Collecting Custom Metadata Keys

Introduction

While Chalk is capable of collecting a lot of different kinds of metadata out of the box, it’s also easy enough to add custom keys via the configuration file. In this document we will show a few ways to add custom keys, and then walk through the process of loading our custom configuration.

Currently, Chalk requires that any custom key begins either with X_ or _X_. The former is used for chalk-time keys, which are ones that can be inserted into chalk marks. This data is only collected once when a chalk mark is inserted. The latter form is used for keys that can collected (if data is available) for any operation (run-time keys), and are always reported per-operation (anything without the underscore in a report on a chalked artifact is reporting on what’s in the chalk mark).

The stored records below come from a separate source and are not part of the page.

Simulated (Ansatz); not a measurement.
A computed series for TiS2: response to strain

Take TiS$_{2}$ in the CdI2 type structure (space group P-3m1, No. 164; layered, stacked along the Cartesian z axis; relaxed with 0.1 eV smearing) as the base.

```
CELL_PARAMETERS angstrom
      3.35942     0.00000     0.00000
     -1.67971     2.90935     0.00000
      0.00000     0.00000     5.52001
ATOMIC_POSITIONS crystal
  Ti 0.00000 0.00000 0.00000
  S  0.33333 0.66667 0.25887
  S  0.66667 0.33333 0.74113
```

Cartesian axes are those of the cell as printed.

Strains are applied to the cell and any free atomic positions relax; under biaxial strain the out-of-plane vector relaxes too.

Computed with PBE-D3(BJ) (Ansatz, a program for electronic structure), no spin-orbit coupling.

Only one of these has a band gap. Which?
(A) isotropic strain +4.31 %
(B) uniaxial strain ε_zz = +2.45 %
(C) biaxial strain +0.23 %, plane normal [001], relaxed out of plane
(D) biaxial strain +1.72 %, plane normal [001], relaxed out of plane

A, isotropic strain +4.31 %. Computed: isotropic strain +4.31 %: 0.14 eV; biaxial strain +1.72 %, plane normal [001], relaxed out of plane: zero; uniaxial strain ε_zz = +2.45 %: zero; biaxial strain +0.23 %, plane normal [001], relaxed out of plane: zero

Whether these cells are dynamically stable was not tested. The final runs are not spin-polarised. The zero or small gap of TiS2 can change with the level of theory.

The use of the letter X is meant to evoke the word extension, and is required to avoid accidental collisions as we expand the kinds of metadata that Chalk can collect. We chose this because it is common, in that MIME essentially does the same thing.

Adding Custom Keys

In Chalk, you can define a custom metadata key in the configuration file, by adding a keyspec section. Every keyspec section has two required fields, the kind property and the type property.

The kind property is an enumeration, and the two values we’ll cover here are:

ChalkTimeHost which are chalk-time keys, where the information is recorded once for the entire run. We will only collect data for these keys at chalk time. These keys never have a leading underscore, and when customizing, must start with X_.
RunTimeHost keys can collect information at any phase. These keys must start with a leading underscore.

The other two options are for per-artifact data collection.

Through the rest of this section, we’ll build a custom configuration file (which should have a .c4m extension; we use test.c4m), and then below, we will show how to configure reporting, load the configuration, and use it all.

For custom keys, we generally recommend you keep everything strings, meaning you will set the type field to string. Your strings will get escaped and put into JSON strings when reporting.

Our first custom key

Here, we are adding a hardcoded value. Whenever chalk inserts or reports this metadata key, you should expect to see the same hardcoded value.

# test.c4m
# Hardcode a value.
keyspec X_VALUE {
  kind:     ChalkTimeHost
  type:     string
  value:    "hello"
}

Basic dynamic keys

With Chalk, you can do more dynamic collection as well. For instance, you can collect the value of a specific environment variable:

# test.c4m
# Get a value from an environment variable `ENV_VAR`.
keyspec X_ENV_VAR {
  kind:     ChalkTimeHost
  type:     string
  value:    env("ENV_VAR")
}

You can see the use of a builtin function named env. Chalk has many such functions. You can see full documentation from the command line by typing chalk help builtins; they will be presented in tables, sorted by category.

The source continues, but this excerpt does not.